Attila Bassett doesn’t mess around when it comes to his costume for the Victoria Pride Parade.

Last year, it was all pink plumes. This year, it’s a strong royal blue, reaching six metres skyward in a way that would do him proud at Rio de Janeiro’s Carnival.

“It took a vehicle to get it here. It’s huge,” said Bassett, spokesman for Paparazzi nightclub, host to a Pride Week Wrap Party on Sunday night.

The Victoria Pride Parade and Festival, beginning Sunday at noon, mark the end of a week of activities that have included art shows, a memorial drag ball game and film screenings.

But while the parade and festival are expected to attract about 15,000 people, it wasn’t too long ago that a small group of gay and lesbian locals organized the first such gathering.

Nicole Naud, a summer practicum student with the Victoria Pride Society, has begun a project collecting local history on the subject. Naud said she has interviewed 13 members of the LGBT community who began organizing in the 1980s, before there was widespread acceptance of sexual or gender diversity.

At that time, the Island Gay Society — a predecessor to the Victoria Pride Society — hosted discussion groups for men wanting to talk about topics such as relationships and sex and the AIDS crisis. Members also organized coffee houses at the Oak Bay Community Centre and the Fernwood Community Centre, so that gays and lesbians could meet and mingle at a venue other than a bar.

“There were five of them who really started it,” Naud said, naming Pat Ford, Colin Craig, Sam Archer, Michael Hallerman and Terry Froud.

Ford and Archer came up with the idea for a pride event similar to those arising in Vancouver and Seattle, she said. A picnic in Beacon Hill Park was organized in 1991.

“When the first picnic came, they were really worried about how the community would respond,” said Naud, who is completing a degree in child and youth care at the University of Victoria.

But 250 people showed up and nothing bad happened — in part because it wasn’t heavily advertised, she said.

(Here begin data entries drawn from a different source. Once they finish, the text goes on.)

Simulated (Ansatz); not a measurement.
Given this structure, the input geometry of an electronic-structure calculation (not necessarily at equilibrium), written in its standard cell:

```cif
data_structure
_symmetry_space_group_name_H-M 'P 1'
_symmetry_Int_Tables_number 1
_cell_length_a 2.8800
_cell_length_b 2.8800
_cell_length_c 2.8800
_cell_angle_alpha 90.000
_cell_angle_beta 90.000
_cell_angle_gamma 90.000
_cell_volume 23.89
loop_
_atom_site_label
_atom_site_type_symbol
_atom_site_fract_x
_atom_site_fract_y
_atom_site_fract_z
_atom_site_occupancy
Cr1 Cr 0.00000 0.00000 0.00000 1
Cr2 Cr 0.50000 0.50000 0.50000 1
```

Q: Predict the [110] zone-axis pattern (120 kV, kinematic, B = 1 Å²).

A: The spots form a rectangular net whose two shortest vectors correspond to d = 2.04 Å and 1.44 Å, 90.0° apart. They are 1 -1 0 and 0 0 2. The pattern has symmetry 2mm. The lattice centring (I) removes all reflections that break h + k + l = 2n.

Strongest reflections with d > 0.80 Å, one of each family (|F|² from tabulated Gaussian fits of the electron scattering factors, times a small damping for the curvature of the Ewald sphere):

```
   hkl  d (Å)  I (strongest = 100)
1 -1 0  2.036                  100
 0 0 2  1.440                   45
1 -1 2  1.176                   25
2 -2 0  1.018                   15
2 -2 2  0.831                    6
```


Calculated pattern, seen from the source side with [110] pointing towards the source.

“Unless you were part of the clique, you couldn’t really tell what was going on. And they received good feedback from the community,” said Naud, who will have a booth at the festival and invites people to share their experiences with her.

The picnic grew to become a parade in 1994, she said. Since then, it has continued to grow, expanding to include bisexual and gender-variant people.

Today, the parade and festival are about reflecting on how far we’ve come, said Victoria Pride Society spokeswoman Laurissa Chapple.

“It’s an opportunity to celebrate the rights and freedoms that we have in Canada as part of the LGBT community,” she said.

The pride society has also adopted a new vision this year, with the motto, Be Our Family. “No matter who a person is, the gender in which they identify or the sexual orientation they may have, that person is someone’s family,” Chapple said. “They may not be blood family, they may be chosen family,” but they are all loved.

asmart@timescolonist.com

Map of 2014 Victoria Pride Parade route

Pride Parade and Festival

• The parade starts at Pandora Avenue and moves along Government Street to MacDonald Park between noon and 1 p.m.

• The festival will be held in MacDonald Park, with more than 150 vendors, performers, family-friendly entertainment and a beer garden.